The load sensor is used to measure the weight of the dustbin. The entire information is then relayed to a remote server via the GSM Modem and is stored there. This way, the information about an entire locality can be stored and analysed on the server. For example, if locality A is producing a large amount of plastic waste, then the appropriate plastic processing plant must be set up near that area so that the waste plastic can be processed properly.

Therefore, an entire waste management system can be developed where the waste is first categorized and segregated. Then the waste is measured and all the information about the waste if fed to a remote server where all the data is stored. This data is then used to develop waste management plans for an entire locality.

A few shortcomings

There are a few constraints that need to be considered while designing this project:

• Size of the waste allowed: The size of the waste material that is allowed into the system is limited. This is due to the fact that the flap that opens to allow the waste into the system is of a limited size. Therefore, large sized waste is not allowed in the system.
• Speed of Operation: The system operates at a slow speed. This is due to the fact that the waste rolls down the incline quite fast; however, the motor that places the correct dustbin under the waste cannot match the waste’s speed. Therefore, the waste material must be stalled for sometime before the correct bin is placed under it.
• Segregation of paper: Since the di-electric constant for paper and certain types of plastic is almost equal, sensing paper and plastic at the same time is not possible. Therefore, only plastic materials can be segregated while paper cannot be segregated.
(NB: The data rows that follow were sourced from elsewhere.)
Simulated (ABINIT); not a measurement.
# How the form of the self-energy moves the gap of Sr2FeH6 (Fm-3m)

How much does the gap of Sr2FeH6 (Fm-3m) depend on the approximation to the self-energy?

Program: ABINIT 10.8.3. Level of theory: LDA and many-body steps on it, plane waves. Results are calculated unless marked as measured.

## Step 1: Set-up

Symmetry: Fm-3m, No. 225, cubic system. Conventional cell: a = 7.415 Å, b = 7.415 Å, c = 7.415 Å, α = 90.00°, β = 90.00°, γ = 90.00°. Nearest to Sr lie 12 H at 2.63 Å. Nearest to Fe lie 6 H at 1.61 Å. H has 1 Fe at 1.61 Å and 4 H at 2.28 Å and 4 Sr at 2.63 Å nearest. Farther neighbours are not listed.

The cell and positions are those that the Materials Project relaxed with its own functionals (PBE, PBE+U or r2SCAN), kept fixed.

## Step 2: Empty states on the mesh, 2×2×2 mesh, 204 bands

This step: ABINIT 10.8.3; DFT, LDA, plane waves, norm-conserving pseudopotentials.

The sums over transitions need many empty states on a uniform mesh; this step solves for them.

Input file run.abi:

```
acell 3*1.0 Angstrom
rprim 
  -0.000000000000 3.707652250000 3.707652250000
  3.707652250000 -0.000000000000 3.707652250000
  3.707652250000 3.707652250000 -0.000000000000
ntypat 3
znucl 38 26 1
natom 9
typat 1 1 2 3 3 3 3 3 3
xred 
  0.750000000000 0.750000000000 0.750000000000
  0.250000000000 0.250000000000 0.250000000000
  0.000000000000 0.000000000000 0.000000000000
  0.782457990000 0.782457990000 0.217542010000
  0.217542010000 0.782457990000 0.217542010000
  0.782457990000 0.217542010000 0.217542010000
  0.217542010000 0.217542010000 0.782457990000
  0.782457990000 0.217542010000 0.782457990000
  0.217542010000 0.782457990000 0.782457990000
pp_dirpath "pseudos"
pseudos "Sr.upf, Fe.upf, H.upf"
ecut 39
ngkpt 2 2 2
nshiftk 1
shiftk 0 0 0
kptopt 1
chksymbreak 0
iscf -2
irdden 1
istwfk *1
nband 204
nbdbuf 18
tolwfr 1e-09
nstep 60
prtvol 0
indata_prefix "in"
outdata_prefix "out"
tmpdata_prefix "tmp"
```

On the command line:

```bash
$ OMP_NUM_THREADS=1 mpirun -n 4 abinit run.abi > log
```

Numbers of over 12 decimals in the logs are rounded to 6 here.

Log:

Potential to Achieve Clean India Goal

This prototype is just the beginning. If commercialized, this can mark the beginning of a new, autonomous waste management system. And the system need not be limited to just the above functions. Some great ideas for future development are:

The co-ordinates of the house where the dustbin is present will be sent automatically to Google Maps. Then, the shortest path between the dustbin and the pickup truck (for waste) will be calculated and the waste can then be collected.

Any kind of bio-degradable waste can be turned into compost. Therefore, designing a system that can achieve this conversion would also enhance the existing system.

Also, a design is begin proposed where automated robots will collect the waste from each house and will dump it in a dump yard. Such a system demands large scale implementation in a city or a town. Whenever a dustbin becomes full, a robot will visit the house and empty out the dustbin.